Plone Unified Installer missing Python

I'm trying to install plone 4.3.4 on a SLES 11 SP3 64bit server via the Unified Installer. I've fullfilled all the dependencies listed in the readme.txt, but when I try to get the installer running with the command sudo ./install.sh --password=******* standalone I get the error message: which: no python2.7 in (/usr/bin:/bin:/usr/sbin:/sbin) Unable to find python2.7 on system exec path.
I find that rather strange as in the description of the unified installer it is said "The new Zope/Plone install will use its own copy of Python, and the Python installed by the Unified Installer will not replace your system's copy of Python. You may optionally use your system (or some other) Python, and the Unified Installer will use it without modifying it or your site libraries." on the Plone-Website.
So - what am I doing wrong???
I've just tried adding the parameter --build-python but had to find out that the libxml2-devel and libxslt-devel libraries that are available for SLES-11-SP-3 are sadly not up-to-date enough 2.7.6 instead of 2.7.8 and 1.1.24 instead of 1.1.26 respectively. So no joy there either. :-(
Is there any way to install the current version of plone on SLES 11 SP3 64bit?
Kate
The installer command:
./install.sh standalone --build-python --static-lxml=yes
worked perfectly for me. The installer downloaded and built the Python and libxml2/libxslt components necessary to remedy the terribly out-of-date (and vulnerable) versions included with sles11sp3.
System packages needed for the build were:
gcc-c++
make
readline-devel
libjpeg-devel
zlib-devel
patch
libopenssl-devel
libexpat-devel
man
All installed via zypper.
I'd advise not using sudo for the install. If you want to, you'll need to create the plone_daemon and plone_buildout users and the plone_group group in advance due to oddities in SUSE's adduser implementation.

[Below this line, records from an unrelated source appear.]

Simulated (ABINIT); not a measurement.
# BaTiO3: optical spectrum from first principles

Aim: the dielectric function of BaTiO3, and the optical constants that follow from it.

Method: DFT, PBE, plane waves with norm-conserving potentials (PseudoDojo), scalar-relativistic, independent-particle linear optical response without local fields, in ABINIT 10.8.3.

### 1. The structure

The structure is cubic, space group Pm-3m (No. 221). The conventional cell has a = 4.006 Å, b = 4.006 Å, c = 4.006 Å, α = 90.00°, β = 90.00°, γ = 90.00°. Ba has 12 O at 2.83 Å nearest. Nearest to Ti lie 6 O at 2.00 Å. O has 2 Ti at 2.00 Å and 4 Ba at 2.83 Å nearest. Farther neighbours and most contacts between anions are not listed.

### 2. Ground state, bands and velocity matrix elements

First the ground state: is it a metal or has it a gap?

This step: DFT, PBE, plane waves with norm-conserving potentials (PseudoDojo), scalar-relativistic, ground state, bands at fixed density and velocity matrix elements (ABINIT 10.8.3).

Cygwin - Installing a specific package version using the commandline installer

Using the commandline installer, one can easily install Cygwin with a list of wanted packages like so
setup-x86.exe -q -p='tar,sed,<more packages>'
Is it also possible to fix the version of the packages, something like
setup-x86.exe -q -p='tar:1.2.3,sed,<more packages>'
(this obviously doesn't work)?
The short answer to your query is, No. Cygwin's setup -x86.exe does not give you the flexibility to specify version names along with package names. As per the official doc :
The basic reason for not having a more full-featured package manager is that such a program would need full access to all of Cygwin's POSIX functionality. That is, however, difficult to provide in a Cygwin-free environment, such as exists on first installation. Additionally, Windows does not easily allow overwriting of in-use executables so installing a new version of the Cygwin DLL while a package manager is using the DLL is problematic
There are however a couple of workarounds if you want to download a specific package:
Locate a cygwin mirror that hosts the specific version. Google for your version, and if you find a mirror hosting that version, simply use that mirror before running setup -x86.exe. [source]
Maintain a local pacakge repository and use the commandline options -q -L -l x:\cygwin-local\, where your downloaded package tree is in x:\cygwin-local\ [source] . You can learn how to build and maitain packages here
Compile and install the package after you've set up cygwin using make.
This is function that Cygwin's installer now provides. By default, when running from the command line, it will install the latest version of each package, but you can specify a version with =. For example:
setup-x86_64.exe -P git=2.35.0-1,vim
will install the latest version of Vim, and version 2.35.0-1 of Git.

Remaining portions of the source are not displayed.